From: Brad Templeton (brad@templetons.com)
Date: Thu May 04 2000 - 15:22:10 CDT
Signing just the headers within multiparts creates a requirement
that signature checking software parse article bodies. I think they
should be just an array of bits. Sign the body if there is a body, but
just as an array of bits.
> There is also provision for Verified headers which may be added by
> agents that have checked a Signed header. Verified headers may
> themselves be included in further Signed headers; this may be
> especially useful in the case of gateways which find it necessary to
> change an article in ways that invalidate an original signature.
If you invalidate a signature you might as well remove it, it serves
no purpose. While it is possible to leave a signed flag that says
"this used to have a signature and it was OK to me" that is very poor
"weak link" security.
It also begs the question of whether such a gateway passes on both signed
and unsigned articles. Some have even made the astounding suggestion
gateways would pass on articles that are signed but fail the signature
test -- ie. forgeries and mistakes. You can't reconcile this easily.
If a gateway signs an article, it should be inherent that it had reason
to trust what it signed, or I should not trust it. If it is a gateway
from an uncontrolled zone, what value is there in having it sign things
if anybody can inject anything and get it signed? Indeed, this can be
of negative value by generating false trust.
> header-parameter
> = attribute "=" value
We should not define header parameters in the syntax of our
headers. Every header should use exactly the same syntax for its
modified parameters, the same one all MIME headers use. There should
not even be the suggestion that more than one parser is required.
Canonicalization.
As has been said before by several here, you want as simple
a canonicalization algorithm as possible. The idea of complex
mapping of comments etc. is sure to lead to trouble.

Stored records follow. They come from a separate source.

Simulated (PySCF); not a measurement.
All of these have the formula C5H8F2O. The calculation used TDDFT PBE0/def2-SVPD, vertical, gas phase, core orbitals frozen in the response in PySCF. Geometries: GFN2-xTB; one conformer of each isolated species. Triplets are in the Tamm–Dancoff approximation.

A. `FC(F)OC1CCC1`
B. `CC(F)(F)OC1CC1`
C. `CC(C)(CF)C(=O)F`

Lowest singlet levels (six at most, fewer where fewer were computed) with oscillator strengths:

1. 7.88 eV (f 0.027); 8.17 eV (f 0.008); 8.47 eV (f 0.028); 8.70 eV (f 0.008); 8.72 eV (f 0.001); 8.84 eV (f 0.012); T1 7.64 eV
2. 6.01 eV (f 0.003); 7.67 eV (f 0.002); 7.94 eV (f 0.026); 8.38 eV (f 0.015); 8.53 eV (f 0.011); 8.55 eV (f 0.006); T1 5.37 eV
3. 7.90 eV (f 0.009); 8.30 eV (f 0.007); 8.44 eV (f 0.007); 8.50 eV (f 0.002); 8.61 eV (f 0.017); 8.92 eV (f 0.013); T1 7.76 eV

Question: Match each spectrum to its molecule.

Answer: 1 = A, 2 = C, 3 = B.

We can get away with a simple canonicalization because it is
inherently enforced. Any attempt to modify the headers against
the simple rules fails. The articles will not be propagated.
People won't code bad transformations because they simply won't
work at all, once downstreams are checking signatures.
There are a few canonicalizations we can't avoid, but we should
limit ourselves to them, and only them. They are the addition
of other headers and the re-ordering of headers. Some would
argue for the re-folding of headers but actually I'm not sure
we even need to support that -- why should relays or injectors
need to re-fold headers?
Rewriting of headers doesn't work with signatures, it's wrong to
even make it try. Since all programs that sign their headers are
inherently new programs, they are simply required to write
conformant headers that are conformingly folded. There is no
need to rewrite them.
Multiple signing:
While there needs to be some capacity for this, we must be wary
of adding too much complexity to make it happen. By and large
the only serious need for multiple signing is for a moderated
group, if we want the author to sign a message and the moderator
to also sign it.
There is no need for signing by both an injector and a poster.
Again, any posting software that signs modern and must conform
to the new spec, and that means it identifies the author to the
satisfaction of the injector, or the injector rejects it.
For poster and moderator, it's even doubtful. Combined
moderator/poster signing has merit if we wish to create a
group where the moderator is not authorized to modify articles,
just add their own approval.
The question is, how much complexity do we want to support that?
I'm not sure. However, I do know multi-signature, when supported,
should be rare.
> Signatures will typically be generated by the originators of articles
> (to prove the origin), by moderators of moderated newsgroups (to
> testify to their Approved header), by managers of mailing lists, and
> by gateways. They SHOULD NOT be generated by intermediate transports
The question comes up, if a gateway is automatic, what does it mean for
it to sign things? What security comes of that? If the gateway has
security, then of course it can sign to indicate articles passed that
security. If an article is already signed in a checkable fashion, however,
does a gateway have to further sign it if it performed no other security
check on it?
> when new, hitherto unsigned, information is added. Moreover, the set
> of headers included within the signature SHOULD be no more than is
> necessary to achieve the security desired.
Why? Why would you not want to sign as much as you possibly can?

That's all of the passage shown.